By MARY KAY THATCHER
For the Capital Press
Farm Bureau recently joined with a large and diverse coalition of agricultural, crop insurance, conservation and environmental organizations to support the "re-linking" of compliance with conservation programs by farmers receiving crop insurance premium assistance. This came as a surprise to some people, as much of agriculture argued against including compliance amendments in the farm bill debated on the Senate floor in 2012.
Why did Farm Bureau join this coalition effort? Because the other half of the agreement also brought all of these groups together to oppose means testing, payment limitations or reductions in premium subsidies to the crop insurance program -- in essence a commitment to do everything possible to protect and keep a strong crop insurance program.

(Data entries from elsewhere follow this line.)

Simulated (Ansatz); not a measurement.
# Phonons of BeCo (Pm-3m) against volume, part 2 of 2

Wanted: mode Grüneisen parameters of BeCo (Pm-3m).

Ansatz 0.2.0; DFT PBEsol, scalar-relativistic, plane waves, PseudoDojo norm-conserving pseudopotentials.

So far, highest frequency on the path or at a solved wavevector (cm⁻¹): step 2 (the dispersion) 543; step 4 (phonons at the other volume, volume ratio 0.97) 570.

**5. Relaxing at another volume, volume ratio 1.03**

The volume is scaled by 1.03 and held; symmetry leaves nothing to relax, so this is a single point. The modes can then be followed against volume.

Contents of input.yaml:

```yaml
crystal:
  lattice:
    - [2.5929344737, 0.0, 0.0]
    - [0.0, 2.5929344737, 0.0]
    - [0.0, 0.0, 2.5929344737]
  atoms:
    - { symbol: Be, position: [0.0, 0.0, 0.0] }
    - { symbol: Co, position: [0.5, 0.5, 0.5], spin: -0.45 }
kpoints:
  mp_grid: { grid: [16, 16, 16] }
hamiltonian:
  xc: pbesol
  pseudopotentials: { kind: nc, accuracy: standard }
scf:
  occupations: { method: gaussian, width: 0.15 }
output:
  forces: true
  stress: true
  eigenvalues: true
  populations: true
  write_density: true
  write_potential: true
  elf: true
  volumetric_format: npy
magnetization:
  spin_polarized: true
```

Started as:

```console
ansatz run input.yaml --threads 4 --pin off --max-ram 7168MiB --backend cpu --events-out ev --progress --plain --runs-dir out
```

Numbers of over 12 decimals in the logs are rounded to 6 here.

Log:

A close look at the compliance provision in the Senate-passed farm bill reveals that it is much different than what was passed by the Senate last year. That measure included provisions that could have been economically disastrous for farmers.
The conservation compliance linkage approved by the Senate provides balance, fairness and a measure of certainty for farmers regarding the availability of risk management tools while helping to conserve natural resources. This "win-win" compromise was reached by Farm Bureau and numerous other organizations that came together under a banner of common-sense and collaboration.
HR2260, a House amendment offered by Reps. Mike Thompson, D-Calif., and Jeff Fortenberry, R-Neb., to the farm bill, continues crop insurance availability to help farmers manage risk and meet the requirements of their lenders. However, if a farmer is found to be out of compliance with conservation mandates, his or her eligibility for premium assistance would be eliminated until compliance conditions are satisfied. But the compromise worked out by the coalition focuses on providing more balance and fairness for farmers in the steps necessary to meet compliance compared to what was proposed in 2012.
One of the biggest concerns about the version of conservation compliance included in the 2012 Senate-passed farm bill was the so-called "claw-back provision." That meant that someone found to have converted wetlands to croplands 20 years ago could have been forced to repay the government all past insurance premium assistance received since the conversion occurred. This could have cost farmers hundreds of thousands of dollars.
In addition, last year's bill called for an immediate cutoff from program assistance eligibility. That provision has been eliminated in the amendment. Instead, a farmer found out of compliance would only become ineligible for premium assistance in the crop year following the discovery of an infraction. With increased reliance on crop insurance as a primary risk management tool, this modification was imperative to ensure that farmers' ability to acquire and secure operating loans is not jeopardized.
Further, any farmers subject to conservation compliance provisions for the first time will have five years to develop and comply with the highly erodible land and wetland compliance requirements. Accelerated technical assistance would be available to these "first-timers."
Farm bill language that would have unfairly penalized farmers who rent land if their landlords did not meet conservation requirements also was eliminated by making only the farm where a wetlands violation occurred ineligible, rather than all the lands farmed by the tenant. This assumes the tenant made good faith efforts to meet conservation requirements and the landlord did not agree to cooperate.
As during the Senate debate, agricultural, crop insurance and conservation groups are united in urging support for a workable crop insurance program without new burdensome and harmful requirements, while preventing adoption of amendments that would drive farmers away from program participation.
Mary Kay Thatcher is the American Farm Bureau Federation's farm policy specialist.